The Agreement between the Holy See and China: Whence and whither?
Just over a year ago, on September 22, 2018, an Agreement was signed between the Holy See and the People’s Republic of China (PRC). Despite its temporary nature, its importance is such that it has attracted much comment, and it has already become the focus of in-depth study. One recent publication edited by two sinologists at the Università Cattolica del Sacro Cuore in Milan, Agostino Giovagnoli and Elisa Giunipero, offers useful guidance to understand not only the history and nature of the agreement, but also the conditions for it to produce its fruits for the life for the Catholic Church in the PRC.
The volume opens with an illuminating preface by Vatican Secretary of State Cardinal Pietro Parolin on the new “Roman Approach” to the Chinese question. There is also a contribution from Andrea Riccardi who insists on the decisive role of Pope Francis in the resumption of relations between the Holy See and China after several turbulent decades, to the point of his leading them firmly to this first historic result.
The history of Sino-Vatican relations
The longest paper is “The Holy See and China from 1978 to 2018” by Giovagnoli, who analyzes relations from the beginning of the pontificate of Saint John Paul II to the present day. This is a highly detailed study on the subject and on this period. The author recalls the different phases of the dialogue and its crises (the interruptions in 1981, 2000 and 2010) for which he seeks to identify causes and responsibilities on both sides.

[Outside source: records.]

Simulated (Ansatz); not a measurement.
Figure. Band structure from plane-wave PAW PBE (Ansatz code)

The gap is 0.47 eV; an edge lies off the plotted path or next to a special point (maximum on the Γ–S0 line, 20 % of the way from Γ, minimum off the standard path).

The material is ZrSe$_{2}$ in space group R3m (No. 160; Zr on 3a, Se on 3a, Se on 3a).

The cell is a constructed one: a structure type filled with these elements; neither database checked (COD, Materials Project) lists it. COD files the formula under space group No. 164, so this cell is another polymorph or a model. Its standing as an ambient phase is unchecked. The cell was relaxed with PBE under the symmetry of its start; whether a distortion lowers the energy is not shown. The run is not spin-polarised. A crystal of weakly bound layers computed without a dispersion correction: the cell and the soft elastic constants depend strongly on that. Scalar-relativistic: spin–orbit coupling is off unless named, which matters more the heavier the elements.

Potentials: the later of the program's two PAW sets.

Giovagnoli gives an interesting reading of China-related events during the pontificate of Benedict XVI: the institution of the “Commission for the Catholic Church in China”; Bishop Joseph Zen Ze-kiun of Hong Kong’s nomination as cardinal, and the role he assumed in the Commission and in the stiffening of its stance; Pope Benedict’s “Letter to the Catholics of China” plus a discussion of its interpretation. Unfortunately, the author concludes, “the break that occurred between 2009 and 2010 took a heavier toll than the previous breaks.”
Turning to Pope Francis, Giovagnoli points out the novelty of his approach compared to those in earlier negotiations. Previously the approach had been characterized by a quest for an “exchange of advantage” between the two sides. Now, Giovagnoli sees the main content to be in the “commitment to collaboration.” This “means that both sides have renounced proceeding independently: they have not reduced their respective ‘sovereignties’: ‘spiritual’ in the case of the Holy See and ‘temporal’ in the case of the Chinese government. But they have renounced the exercise of them separately” (p. 69).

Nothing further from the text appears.